Yes. Counseling may be the most important aspect of the HECM. A reverse mortgage, like any other form of borrowing, creates an obligation on the part of the borrower. Since the borrower’s home is used for repayment, it also limits the borrower’s use of this asset. Improper use of the reverse mortgage, like any other form of borrowing, can have a detrimental effect on the borrower’s finances.
Suppose, for example, a person plans to move into a retirement community and rent his or her current home for additional income to defer the cost of the new residence. Would it be a good idea to get a reverse mortgage until the move? Unless our hypothetical borrower is desperate for cash, it is a bad choice.
Example: A borrower gets a reverse mortgage, uses $50,000 over five years, and then moves into the retirement community. The reverse mortgage is no longer on the borrower’s primary residence and must be repaid. Since the borrower most likely does not have $50,000 to pay off the loan, he or she probably would not have taken the reverse mortgage if he or she did, he or she now has to refinance to a standard mortgage.
This immediately creates several problems for our hypothetical person.
• The repayment on the new loan begins one month after closing. Whatever rent the buyer hoped to use is now decreased by the amount of the mortgage payment.
• If the lender for the new loan treats the property as rental property, the amount available to the borrower will be lower, and the interest rate and fees will be higher.
• If the borrower is between tenants at some future date, the repayment of the mortgage will be an additional burden that will not be offset by rental income.
• There will be the cost of getting two loans, the reverse mortgage, and later, the standard mortgage.

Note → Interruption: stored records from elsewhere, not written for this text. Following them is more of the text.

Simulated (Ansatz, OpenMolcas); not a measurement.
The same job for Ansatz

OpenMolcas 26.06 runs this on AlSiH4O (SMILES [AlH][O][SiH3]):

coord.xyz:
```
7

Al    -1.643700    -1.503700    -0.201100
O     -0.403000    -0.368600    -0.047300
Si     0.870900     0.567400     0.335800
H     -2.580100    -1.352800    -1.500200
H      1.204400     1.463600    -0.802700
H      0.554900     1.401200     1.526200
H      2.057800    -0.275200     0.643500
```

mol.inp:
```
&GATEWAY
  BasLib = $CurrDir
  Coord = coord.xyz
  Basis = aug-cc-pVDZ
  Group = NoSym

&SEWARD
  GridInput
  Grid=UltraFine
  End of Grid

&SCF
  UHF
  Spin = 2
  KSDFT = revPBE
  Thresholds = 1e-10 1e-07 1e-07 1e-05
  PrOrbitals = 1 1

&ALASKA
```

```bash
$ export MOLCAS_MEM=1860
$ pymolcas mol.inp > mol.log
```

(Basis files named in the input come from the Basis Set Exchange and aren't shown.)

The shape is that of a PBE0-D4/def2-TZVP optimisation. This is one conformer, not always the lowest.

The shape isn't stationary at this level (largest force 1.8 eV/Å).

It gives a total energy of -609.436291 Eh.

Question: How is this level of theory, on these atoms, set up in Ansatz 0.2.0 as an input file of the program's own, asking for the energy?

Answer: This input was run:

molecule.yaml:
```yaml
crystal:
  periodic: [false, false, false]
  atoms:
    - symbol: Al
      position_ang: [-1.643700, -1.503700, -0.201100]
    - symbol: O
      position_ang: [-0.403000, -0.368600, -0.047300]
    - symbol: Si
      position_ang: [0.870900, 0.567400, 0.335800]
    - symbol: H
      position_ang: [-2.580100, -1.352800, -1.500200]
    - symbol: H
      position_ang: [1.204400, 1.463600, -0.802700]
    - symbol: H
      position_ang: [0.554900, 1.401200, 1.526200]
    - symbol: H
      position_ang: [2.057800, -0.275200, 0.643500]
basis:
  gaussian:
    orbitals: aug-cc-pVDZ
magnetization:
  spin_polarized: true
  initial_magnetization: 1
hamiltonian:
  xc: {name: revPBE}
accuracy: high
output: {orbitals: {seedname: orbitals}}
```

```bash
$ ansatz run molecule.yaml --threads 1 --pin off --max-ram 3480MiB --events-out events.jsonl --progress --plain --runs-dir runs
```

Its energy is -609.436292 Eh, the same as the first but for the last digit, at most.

A counselor can explain the problems that can develop with a reverse mortgage and help the borrower alter his or her plan accordingly. If the reverse mortgage is still necessary, maybe the plan should be to sell the home when the borrower moves and purchase an annuity to help pay the costs of the retirement community. That would be one of several options. The important thing is that our borrower will be well-informed and able to plan ahead with confidence.
Another reason for counseling is to focus on the person’s reason for wanting the money. Is it to invest in some risky venture? Is it because a child does not want to wait for an inheritance? Is a con artist trying to steal the person’s money? The first rule of borrowing is always to ask yourself if you should. This holds true for a ten-dollar credit card purchase as well as a million-dollar mortgage. Once you have decided that borrowing is to your benefit, the next step is to research the best way to borrow. The counselor can help with both decisions.